Wisdom returns

As the pendulum swings back toward real foods instead of lab-created pseudofoods, Ancient is the new New. You can’t walk down a natural foods store aisle today without noticing the proliferation of ancient grains like quinoa, millet, teff, and amaranth, all gluten free and nutritionally dense. Thanks to meat’s questionable production and carbon footprint, vegan, vegetarian, and raw offerings continue to gain popularity among health food purists and mainstream shoppers alike. And in the wake of new research suggesting they’re actually good for you, eggs (particularly pasture-raised), potatoes, and coconut are enjoying a renaissance; even “butter is back,” The New York Times happily declared last March. “People today want minimally processed, simple food made from whole-food ingredients,” says Mast. “Our food future looks a lot like our past.”

Stories matter

Today’s shopper, perhaps more than ever, also cares about the story behind the food: who made it, where it came from, and how it improves the world. Research by Kansas City advertising agency Barkley shows that more than half of Millennials (those born between 1977 and 2000) use cell phones to make shopping decisions, and 37 percent say they’ll pay more for a product if it supports a cause they believe in.

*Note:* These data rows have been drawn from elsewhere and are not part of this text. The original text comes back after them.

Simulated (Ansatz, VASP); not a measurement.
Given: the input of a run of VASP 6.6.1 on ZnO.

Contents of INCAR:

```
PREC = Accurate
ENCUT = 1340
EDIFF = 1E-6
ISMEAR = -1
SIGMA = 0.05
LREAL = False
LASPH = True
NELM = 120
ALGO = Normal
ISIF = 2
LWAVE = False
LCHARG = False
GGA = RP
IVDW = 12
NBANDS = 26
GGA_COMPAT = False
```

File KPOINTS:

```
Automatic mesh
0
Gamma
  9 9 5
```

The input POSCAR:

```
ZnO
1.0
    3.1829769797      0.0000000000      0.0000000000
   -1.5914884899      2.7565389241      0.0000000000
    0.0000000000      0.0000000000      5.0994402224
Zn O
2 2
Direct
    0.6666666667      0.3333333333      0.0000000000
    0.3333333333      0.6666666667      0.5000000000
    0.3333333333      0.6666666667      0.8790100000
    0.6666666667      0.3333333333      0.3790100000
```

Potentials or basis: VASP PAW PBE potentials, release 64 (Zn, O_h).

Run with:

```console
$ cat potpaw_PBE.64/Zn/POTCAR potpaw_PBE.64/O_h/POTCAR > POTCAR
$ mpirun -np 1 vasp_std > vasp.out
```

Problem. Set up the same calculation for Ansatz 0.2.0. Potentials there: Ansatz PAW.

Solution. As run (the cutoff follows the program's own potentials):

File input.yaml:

“Manufacturers are realizing transparency is key,” says Mast. Just scan your phone over the QR code on One Degree Organics bread, and your screen will light up with a video about the farmers who grew the grains. Punch an ID number from a Gaia Herbs’ bottle into the Meet Your Herbs app, and you’ll find out how its ingredients fared in purity tests.

“I see the next phase as a ‘true food’ movement,” says Tawse. “People today not only expect their food to be healthy and taste good, but they also want to know it’s clean and produced fairly.”